Here's The One Hack You Haven't Tried Yet For Overcoming Procrastination

by Georgina Berbari

Have you ever had an insane amount of tabs open on your computer and the moment you closed them, you instantly felt like your mind was clear again? Same here, and TBH, that's exactly how I feel when I meditate — it's the best thing ever. Meditation has the power to help you focus, improve your concentration, and even be used as a tool to overcome procrastination — if practiced consistently, of course. Yes, my friends, it's that good.

It might be hard to believe that sitting on the ground, breathing deeply, and closing your eyes for a few minutes a day could actually have such a transformative effect on your brain, but in an interview with Elite Daily, Dr. Sal Raichbach PsyD LCSW of Ambrosia Treatment Center explains just why mindfulness works so effectively.

“Meditation is an excellent practice for reducing stress and increasing happiness, but it also helps your ability to focus," Raichbach says. "Many people think of meditation as a trance-like state where your mind is entirely at rest, but that isn’t necessarily the truth."

Raichbach explains that while your mind is in a more restful, relaxed state while meditating, you achieve the so-called ~zen~ feeling by concentrating and focusing all of your attention on one thing.

Basically even though you're practicing the art of releasing mental tension and diminishing stress, the focus required is pretty freaking demanding, people. To make the process less intimidating, Raichbach suggests picking a single point to focus on in your mind's eye.

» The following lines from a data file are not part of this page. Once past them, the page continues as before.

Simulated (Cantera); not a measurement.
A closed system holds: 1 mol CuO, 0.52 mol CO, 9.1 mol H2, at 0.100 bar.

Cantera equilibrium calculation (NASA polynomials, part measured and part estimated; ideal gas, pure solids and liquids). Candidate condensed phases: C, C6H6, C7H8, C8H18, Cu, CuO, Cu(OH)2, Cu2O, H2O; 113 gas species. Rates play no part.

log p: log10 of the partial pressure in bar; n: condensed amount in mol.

"The object of focus could be your breathing, relaxing a muscle group or even a designated focal point," Raichbach says. "When a distracting thought comes up during meditation, you simply let that thought pass and return to the object of focus."

Sounds pretty straightforward, but it's easy to get frustrated with yourself when you're a beginner meditator. Remember that the goal isn't perfection, here. If you get side-tracked or distracted, simply return to your focal point without judging yourself for your wandering mind (which is totally normal).

Skye Alexander, co-author of the booksThe Best Meditations on the Planet and Meditate: A Guided Journal, has a copious amount of tips and tricks to make focusing during meditation way less intimidating and much more accessible.

"People often think meditation is sitting cross-legged and chanting OM, but there are many other ways to meditate too," Alexander tells Elite Daily. "For some people, active meditations such as walking, swimming, or performing special movements may be a better way to clear and focus their minds, and for others gazing at a flickering candle flame or attentively observing a flower [would work best]."

Alexander says that the key is to be mindful of each each step or motion, and to not give in to distractions (for example, turn off the phone, girlfriend).

To get into a consistent routine of mindfulness, Alexander says it's best to meditate at the same time each day so that you'll develop a routine and your mind will start to prepare itself for meditation as that time nears.

She advises to start short and sweet with just five to 10 minutes, and build up gradually to a longer meditation session once you begin getting the gist of things. Don't think that just because you're meditation for a shorter time, though, that it's not benefitting your ability to better focus. "Even a few minutes a day will help," Alexander confirms.

It'll be super foreign and possibly challenging AF, at first, but Raichbach says that practice and patience is key to reaping all of the focus infused, anti-procrastination benefits that meditation brings.

"Meditating, like anything else, takes practice," Raichbach tells Elite Daily. "Your attention-span is like a muscle, and you have to train that muscle to improve your focus."

By practicing the skill of letting distractions come and go without losing focus on the task at hand, you'll hone in on a laser-like sense of concentration that only mindfulness practice can bring. Exactly like the enormous satisfaction of organizing or closing out all those cluttered tabs in your Google Chrome window, amirite?